I dare you to relate

I am resolutely and firmly opposed to the proposition that Donna Summer is a retro holdover. She is for me very much connected to the here-and-now. Sure, she ruled the disco era, but the Summer I will miss is the one who continued to make music right up until her death on May 17. I didn’t grow up listening to her music on my parents’ record player, but I did hear her plenty on dancefloors during the last decade. When I think of her, I think of dancing to “Crayons” at Crews & Tangos in 2008. I think of Ill Nana DiverseCity Dance Company’s choreography to “Bad Girls” at last month’s Feminist Porn Awards. And I remember that I most recently heard “I Feel Love” played at Buddies in March.

With that in mind, I’d like to send a virtual slap to commenter Anonymous 4:47pm on that unnamed gay-gossip and pointless-bitchery website I like who, on the day Summer died, wrote, “Next! Everyone gets old sooner or later. She’s not my era, so cry away, eldergays . . . I can’t relate.”

Next yourself, honey. That mindset, that you need to relate to everything, takes away your chance to feel the thrill of discovering the amazing or unexpected.

I like to deliberately step out of my own zone of things I relate to. It’s a principle I applied to this year’s Inside Out Toronto LGBT Film Festival. Film as a medium should take you away to somewhere new. But with the many screenings on offer at Inside Out, it’s so easy to pick an itinerary of only films you relate to. The Inside Out program guide actually encourages this, for example, by grouping short films together into Boy Shorts and Lady Shorts programs. I purposely checked out a night of Lady Shorts and saw some great things I would never have seen otherwise. I didn’t relate to the characters or stories, but I took them on their own terms and was entertained. Ditto Margarita, a Canadian feature about a Mexican nanny who forms a tight bond with the teen she looks after while trying to elicit commitment from her commitment-phobic lawyer girlfriend. Cue lesbian sex, fear of deportation and iPhone drama. Christine Horne as the lawyer girlfriend manages to find some sympathetic notes in a character I was ready to dismiss. And it’s fair to say nothing in there really has anything to do with my life. Still, I ultimately found it a moving film about chosen family. It did what every good movie should do: took me into its world and entertained me.

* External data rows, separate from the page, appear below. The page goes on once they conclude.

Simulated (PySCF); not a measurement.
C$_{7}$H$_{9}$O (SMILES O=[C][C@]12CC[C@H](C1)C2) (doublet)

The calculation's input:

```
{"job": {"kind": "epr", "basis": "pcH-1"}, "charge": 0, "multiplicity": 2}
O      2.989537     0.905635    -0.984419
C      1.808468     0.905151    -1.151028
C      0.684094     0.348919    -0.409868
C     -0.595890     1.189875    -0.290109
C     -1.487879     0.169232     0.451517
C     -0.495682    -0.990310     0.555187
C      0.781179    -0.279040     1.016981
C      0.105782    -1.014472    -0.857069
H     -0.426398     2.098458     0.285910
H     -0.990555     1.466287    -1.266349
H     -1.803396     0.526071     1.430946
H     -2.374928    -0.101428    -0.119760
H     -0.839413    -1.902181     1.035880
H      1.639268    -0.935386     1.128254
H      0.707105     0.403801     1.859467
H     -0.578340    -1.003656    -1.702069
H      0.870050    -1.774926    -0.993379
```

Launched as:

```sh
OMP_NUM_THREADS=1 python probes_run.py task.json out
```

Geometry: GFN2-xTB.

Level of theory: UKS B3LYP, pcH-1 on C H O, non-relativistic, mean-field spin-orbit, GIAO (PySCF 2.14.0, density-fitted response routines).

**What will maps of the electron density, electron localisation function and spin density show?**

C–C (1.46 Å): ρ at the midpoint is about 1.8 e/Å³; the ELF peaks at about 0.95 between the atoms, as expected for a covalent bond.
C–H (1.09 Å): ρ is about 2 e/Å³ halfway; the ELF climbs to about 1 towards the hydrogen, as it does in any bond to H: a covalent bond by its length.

When I checked out one of the Boy Shorts nights, expecting to find cinematic comfort food in relatable characters, I was left surprisingly wanting. A comedy about gays on Fire Island, Half-Share, offered up lame stereotypes, silly sight gags and a forced plot. It felt dated in a bad way, not in a fun, retro way, and reinforced the worst clichés about queer film festivals.

 

On the upside, nothing prepared me for The Crown Jewels, a bizarrely beautiful feature-length Swedish film with themes of interracial sex, classism, fantasy, pathos and howl-out-loud humour. The Crown Jewels was a wildcard flick for me, and knowing nothing about it going in really let the film work its magic.

Inside Out is at its best when films you’ve seen still rattle around in your brain days after you’ve seen them. I wonder what Anonymous 4:47pm would make of The Crown Jewels, though I can guess what he would think about the Inside Out opening gala, at which DJ Shane Percy played the entire 17 minutes and 47 seconds of Summer’s “MacArthur Park” suite.

Dancing around and singing with folks who don’t remember the ’80s, let alone the ’70s, says something lovely to me about the power music and film have to bring us together. After mourning a singer who has been part of all our lives and gathering together in the dark to watch something unexpected flash across the screen, I relate really well to many people I didn’t much relate to before.